But the fundamental problem with trying to solve this by having users adjust their browser font size is that changing the font size does’t really reduce the white space (not to mention that click targets for links get really tiny). Half of my window width is white margin devoid of any content! IMHO definitely a waste of valuable screen real estate on my 27" screen at work.

It’s really quite a lot different. And the formatting here at Discourse is completely default — I haven’t tried to change any of the look and feel. Personally, I think the font is a little too small.

Window width is irrelevant — for ease of reading, line lengths can’t be too long. Charles Maurer explained this in relation to the iPad just recently, and it’s why newspapers use narrow columns. It wasn’t like our previous site had a wide column either; it’s just that the fonts were tiny.

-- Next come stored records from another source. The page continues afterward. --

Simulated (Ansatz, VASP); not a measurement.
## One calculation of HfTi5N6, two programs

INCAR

And as I said before, what do you think you’d be able to see? We’re not like the New York Times, pubilshing tens of articles per day. We seldom publish 10 articles per week, and that’s including ExtraBITS. So what do you think we should put in that white space?

I think you might not be seeing the issue because you have a narrow window, like on an old Apple Portrait monitor. I have a browser window that has roughly the same dimensions as a standard 27" screen.

Well no, because depending on how you set your window this becomes an issue for some users.

That on the other hand is absolutely correct (long time LaTeX user here). But then again newspapers give us several columns side by side. The new site doesn’t – at least not as far as I can tell. I’d have to set up my browser window like you and then have several such browsers running side by side to emulate what newspapers do.

I’d have no problem with using narrow columns if you’d give us side-by-side columns. But if we cannot have that and what we get instead is an iPhone-site like single stream, then I need to be able maximize its width. After all, why should I scroll through headlines, if I have plenty of screen real estate to see everything at one quick glance. That’s why we buy expensive large screens in the first place! If I want to see what’s new, in principle seeing the top most article would be ok, but since the latest articles do not necessarily end up on top I need to see more. That’s what I want in that white space: more articles. Content instead of white space.

If there is no decent one size fits all solution, I would argue for giving people options. Let users chose a high-density layout, of course it’s perfectly ok to keep the low-density as the default. Something like that. There must be a better solution than forcing all people on various kinds of screens to adapt to somebody else’s single preference.

It looks more data-rich for sure. Thank you!

I’m not here to design it, just would have reduced the font size and kept more white space. But That’s Me. And it’s your site to design. Glad it has more stuff on it, for sure.

Umm, yes, because a full-width screen makes little sense. Either site will set a column width, like we do, and you’ll get a ton of white space, or they won’t and you’ll get line lengths that are insane. Go look at The Verge, or Ars Technica, or nearly any other publication, and they’ll fail on that wide of a screen too. And this isn’t new — our previous site had an even narrower column width.

Give me an example of a few publications that are done the way you suggest.

I’m sorry, I should have been more clear. I meant to say same ratio, not dimension. It appears the current site works well for something like 1:2, but my bowser windows (like my screen) are usually closer to 2:1.

I think the old site layout was actually quite close to the newspaper situation you described. You had narrower columns to make it easier to read, but then you had three of those side by side spanning the whole width. The center was for the articles, left had frequently used links, while the right had links to related articles or software IIRC. The new site almost feels like you left the center the way it was and replaced left and right with white space.

Yes, there were pixels there, but they weren’t useful, or particularly used, so we removed them.

Eye-tracking studies show that no one ever even sees a right-hand column, and if there’s a left-hand column, it occupies the most-looked-at spot with either static content that’s worthless (like on our old site) or dynamic content that distracts from the primary content column.

From the main tidbits site there is no way to get to the talk.tidbits site without

  1. clicking on an article
  2. scrolling to the bottom
  3. clicking the link to discussions
  4. clicking the “Tidbits” logo on talk.tidbits.com.

New email looks great. The length was always impressive, now even more so… Nicely done.

Echoing @lbutlr I do think it would be good to make it easy to jump from main site to talk and back.

Yes, I agree, and I’m looking into the best ways to provide those bi-directional links. Since we were trying to keep the interface from getting cluttered, we erred on the side of fewer links (such as only at the bottom of articles).

One of the problems with testing Discourse is that we didn’t have real-world usage patterns, so things like this were hard to detect. And of course, it was impossible to get a sense of how heavily Discourse would get used.